3.3. Output Characteristics under PI Protection

The output characteristics under high pressure range of the PI protected micro pressure sensor were tested. The device with a PI protection layer was pressured from 0 to 5 MPa. In order to compare the influence of the protective layer on the output characteristics, V–P curves of the devices with and without the top surface PI layer are presented in Figure 7.

The output curves show that the PI protection layer has almost no effect on the output characteristics of the micro sensor. A further experiment was designed to test the anticorrosive performance of the polyimide layer. Both devices, with and without a polyimide protection layer, were immersed in seawater and heated to 80 °C in an oven to accelerate the corrosion of the devices. The devices were removed from the seawater and dried before a resistance test every 30 min. Normally, the resistance of the Wheatstone bridge was between 1.7 and 2.0 kΩ; if the output resistance was not in the normal range, the device was considered out of operation. The experiment results are shown in

Table 3. Resistance of the Wheatstone bridge.

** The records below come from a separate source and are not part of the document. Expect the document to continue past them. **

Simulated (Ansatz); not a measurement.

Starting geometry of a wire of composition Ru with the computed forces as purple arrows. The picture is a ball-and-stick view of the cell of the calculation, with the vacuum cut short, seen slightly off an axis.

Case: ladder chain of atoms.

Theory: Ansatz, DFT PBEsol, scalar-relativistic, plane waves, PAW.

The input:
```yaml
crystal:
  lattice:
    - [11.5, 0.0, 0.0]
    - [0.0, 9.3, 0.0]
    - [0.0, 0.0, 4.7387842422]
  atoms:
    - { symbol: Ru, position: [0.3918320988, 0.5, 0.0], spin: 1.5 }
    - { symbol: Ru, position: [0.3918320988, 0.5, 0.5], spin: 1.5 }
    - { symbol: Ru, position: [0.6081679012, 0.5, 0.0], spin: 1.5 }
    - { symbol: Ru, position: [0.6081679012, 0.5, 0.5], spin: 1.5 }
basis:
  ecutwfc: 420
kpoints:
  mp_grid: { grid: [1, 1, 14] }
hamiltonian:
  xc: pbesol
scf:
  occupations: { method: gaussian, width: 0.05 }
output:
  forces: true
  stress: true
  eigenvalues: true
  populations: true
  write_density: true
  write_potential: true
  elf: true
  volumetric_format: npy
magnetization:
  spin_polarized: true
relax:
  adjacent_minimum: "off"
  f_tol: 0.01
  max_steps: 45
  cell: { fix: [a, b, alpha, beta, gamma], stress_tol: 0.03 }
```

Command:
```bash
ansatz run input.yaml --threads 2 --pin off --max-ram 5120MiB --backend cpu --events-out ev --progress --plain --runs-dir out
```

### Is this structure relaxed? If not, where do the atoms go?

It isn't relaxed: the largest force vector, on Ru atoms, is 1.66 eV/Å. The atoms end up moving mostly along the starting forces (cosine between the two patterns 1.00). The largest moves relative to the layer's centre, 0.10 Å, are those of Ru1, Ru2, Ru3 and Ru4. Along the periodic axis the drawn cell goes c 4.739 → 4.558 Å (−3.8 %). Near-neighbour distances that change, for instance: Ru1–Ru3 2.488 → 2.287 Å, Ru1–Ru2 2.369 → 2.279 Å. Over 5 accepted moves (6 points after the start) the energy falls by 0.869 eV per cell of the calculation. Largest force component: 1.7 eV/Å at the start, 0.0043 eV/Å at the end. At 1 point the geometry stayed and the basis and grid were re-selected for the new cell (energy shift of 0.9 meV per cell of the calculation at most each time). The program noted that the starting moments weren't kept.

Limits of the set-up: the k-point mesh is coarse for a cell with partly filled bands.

Test Devices	Number	0 min	30 min	60 min	90 min	120 min
Devices without polyimide protective layer	1	normal	open circuit	--	--	--
	2	normal	open circuit	--	--	--
Devices with polyimide protective layer	3	normal	normal	normal	normal	normal
	4	normal	normal	normal	normal	normal

.

Results show that the devices with the polyimide protective layer could still work after 2 h immersion in seawater, while the devices without PI layer were out of operation after 30 min immersion. It can be inferred that the PI protective layer possesses an exceptional anticorrosive performance. Therefore, the PI protection layer has a broad prospect on the micro pressure sensor for harsh environment applications, such as gas pressure measurement on ships or other marine engineering applications.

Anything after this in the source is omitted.